On 13 June 1994 Dr. Nicely noticed a discrepency in his results. Extensive searching eventually isolated the problem to the twin primes 824633702441 and 824633702443, the double precision floating point reciprocals of which were incorrect by about three ten-millionths of one percent.

During the week of October 16-22 Dr. Nicely tested the calculation on several other Pentiums and found they also produced the error. On Monday, 24 October, he contacted Intel tech support regarding this bug. The contact person later reported that the bug was observed on a 66-MHz system at Intel, but had no further information or explanation, other than the fact that no such bug had been previously reported or observed, which is surprising since Intel had discovered the bug months earlier and had already begun manufacturing new corrected chips.
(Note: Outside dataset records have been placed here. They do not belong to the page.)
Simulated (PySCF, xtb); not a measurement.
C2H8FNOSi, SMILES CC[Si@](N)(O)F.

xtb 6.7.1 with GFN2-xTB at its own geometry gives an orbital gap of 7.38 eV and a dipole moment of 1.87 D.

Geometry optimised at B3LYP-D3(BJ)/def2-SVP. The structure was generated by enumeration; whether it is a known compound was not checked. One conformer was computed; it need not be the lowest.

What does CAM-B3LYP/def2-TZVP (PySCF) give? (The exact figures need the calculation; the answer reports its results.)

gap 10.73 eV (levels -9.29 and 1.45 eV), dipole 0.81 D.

In the absence of any meaningful response from Intel tech support, Dr. Nicely sent a now famous e-mail message to a dozen people on October 30, 1994 describing the apparent bug in the Pentium's FPU, and citing his findings that the result of calculating 1/x was incorrect for most x values in the range:

824633702418 <= x <= 824633702449

(Note this range includes the twin primes that started it all.)

By November 3rd the news of the bug had found it's way to the Internet newsgroup comp.sys.intel, where extensive discussions followed. People began searching for other instances of the bug. Some early reports on the net, using random searches of double-precision numbers, found a couple dozen more cases of the bug. Around November 10, Andreas Kaiser (ak@ananke.s.bawue.de) posted, in comp.sys.intel, a list of 23 cases where a number of the form 1/x failed.

Tim Coe of Vitesse Semiconductor (coe@vitsemi.com) is credited with reverse engineering the Pentium's division algorithm based on the 23 known cases supplied by Andreas Kaiser. He wrote a program which implimented his tentative model of the Pentium's divison process and posted it to comp.sys.intel on November 16. Since then his program has successfully predicted every known instance of the bug. Most of the information in this paper comes from examining his program code. (See Tim Coe Source Code)

On December 20, 1994, under pressure by consumers, Intel announced it would replace any flawed Pentium chip with a new one upon request.